Regarding the opinion-page article "Cuban-American Extremists Grip US Politics and Policy," Nov. 9: Timothy Ashby alleges that an article he wrote in the Monitor caused this organization to "demand" his summary dismissal from a Cuba position at the International Republican Institute.
We must inform him that he is simply not important enough for us to spend the time and effort to "break his political career." In fact, the only political career we have ever attempted to "break" is that of a certain bearded dictator.
Jose R. Cardenas
The Cuban American National Foundation
Earlier this year, the International Republican Institute began a program to examine how the US could respond to a democratic transition in Cuba. Because the study is predicated on a continuation of the past eight administrations' embargo policy, I thought it important that the consultant not advocate lifting the embargo. For that reason, both I and a member of my staff asked Mr. Ashby his position on the embargo. He told both of us, in separate interviews, that he favored the embargo. We accepted his word.

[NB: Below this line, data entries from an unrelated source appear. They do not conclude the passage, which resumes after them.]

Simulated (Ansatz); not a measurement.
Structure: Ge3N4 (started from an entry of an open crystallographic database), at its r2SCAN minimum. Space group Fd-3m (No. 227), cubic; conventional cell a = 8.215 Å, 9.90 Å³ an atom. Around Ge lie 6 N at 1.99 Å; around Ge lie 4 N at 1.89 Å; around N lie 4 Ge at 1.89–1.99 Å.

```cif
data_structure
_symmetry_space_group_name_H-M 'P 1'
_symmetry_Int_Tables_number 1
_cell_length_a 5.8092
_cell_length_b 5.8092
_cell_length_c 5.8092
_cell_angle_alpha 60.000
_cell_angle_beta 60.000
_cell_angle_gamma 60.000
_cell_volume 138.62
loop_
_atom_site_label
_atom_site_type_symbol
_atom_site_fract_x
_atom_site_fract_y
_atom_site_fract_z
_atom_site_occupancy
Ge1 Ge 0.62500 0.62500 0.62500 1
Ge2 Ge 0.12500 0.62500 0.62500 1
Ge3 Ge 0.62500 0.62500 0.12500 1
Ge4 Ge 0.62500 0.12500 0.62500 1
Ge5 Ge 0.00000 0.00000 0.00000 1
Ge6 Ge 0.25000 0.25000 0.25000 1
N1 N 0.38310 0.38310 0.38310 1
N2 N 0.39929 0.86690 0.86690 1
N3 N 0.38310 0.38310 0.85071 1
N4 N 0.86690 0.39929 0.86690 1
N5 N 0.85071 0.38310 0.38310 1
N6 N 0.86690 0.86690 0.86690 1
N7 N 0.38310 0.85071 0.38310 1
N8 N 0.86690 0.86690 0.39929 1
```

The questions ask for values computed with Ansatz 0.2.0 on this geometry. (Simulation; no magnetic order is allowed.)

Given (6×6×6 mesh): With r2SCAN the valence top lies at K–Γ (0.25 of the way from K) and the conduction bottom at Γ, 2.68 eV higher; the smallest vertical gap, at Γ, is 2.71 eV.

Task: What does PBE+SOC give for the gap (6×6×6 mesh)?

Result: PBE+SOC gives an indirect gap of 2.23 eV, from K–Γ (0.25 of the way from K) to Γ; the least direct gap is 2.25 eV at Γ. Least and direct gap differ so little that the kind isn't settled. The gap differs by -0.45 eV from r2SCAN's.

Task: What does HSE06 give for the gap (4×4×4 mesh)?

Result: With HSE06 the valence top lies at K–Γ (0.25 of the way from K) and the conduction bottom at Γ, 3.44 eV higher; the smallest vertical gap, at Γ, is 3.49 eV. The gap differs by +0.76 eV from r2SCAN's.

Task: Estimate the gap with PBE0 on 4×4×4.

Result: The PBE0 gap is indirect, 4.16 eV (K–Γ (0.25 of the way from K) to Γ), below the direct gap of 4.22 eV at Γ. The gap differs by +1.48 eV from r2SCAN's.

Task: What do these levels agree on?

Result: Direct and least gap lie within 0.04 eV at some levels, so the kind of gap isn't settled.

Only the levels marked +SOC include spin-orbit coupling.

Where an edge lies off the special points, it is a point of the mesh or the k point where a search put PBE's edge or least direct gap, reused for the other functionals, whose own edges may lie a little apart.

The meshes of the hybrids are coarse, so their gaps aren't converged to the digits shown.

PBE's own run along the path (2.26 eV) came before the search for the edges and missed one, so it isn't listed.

You can imagine my surprise when, within days, opposition to Ashby's selection surfaced within IRI's transition committee based on Ashby's public writings opposing the embargo. Several committee members threatened to quit if Ashby remained. In fact, the opposition to Ashby originated with a New York-based human rights organization, and not with the Miami-based Cuban American National Foundation (CANF). I had no contact with CANF during (or after) this matter.
Ashby is correct on one issue: I do not find his views on the embargo personally offensive; in fact I respect and have defended his personal right to stake out whatever position he wishes on any subject. Defending the views of someone who was not forthright with me would have diverted attention and energy from IRI's primary objective - producing a report that will help bring freedom to the people of Cuba.
Lorne W. Craner
President, International Republican Institute
Writer's note: Apparently, Messrs. Cardenas and Craner feel stung by the truth. I stand by the events described in my article. The story was first exposed in The Washington Post after reporter Al Kamen interviewed Elliott Abrams and other former GOP colleagues of mine. Sympathetic sources inside the International Republican Institute independently confirmed to me the sequence of events, including the actions of Jeb Bush and the Cuban American National Foundation. IRI staffers were fully aware of my writings; they just didn't expect the vehement opposition from Cuban-American extremists.
Craner's claim to have had no contact with CANF is implausible considering that Cardenas is a member of IRI's Cuba Committee. CANF's manipulation of our policymaking process is well documented by The New Republic, CBS's "60 Minutes," and others. CANF chairman Jorge Mas Canosa was in Washington recently trying to secure more Senate votes to tighten the US embargo. He'll probably succeed. The CANF and its allies have deep pockets and Florida is a crucial state in next year's election. A rational Cuba policy doesn't seem to stand a chance.
Nothing funny about 'comic relief'
Perhaps the Monitor fell into the same trap I did in noting that Comic Relief VII was worth watching ("Worth Noting on TV," Nov. 10). I voted with the off switch after the opening vulgar display by Robin Williams and Billy Crystal. If the three comedians, including Whoopie Goldberg, hope to raise millions for the poverty-stricken, one wonders how much more could be raised with just a little more class and a real contribution to uplifted thought on behalf of the homeless.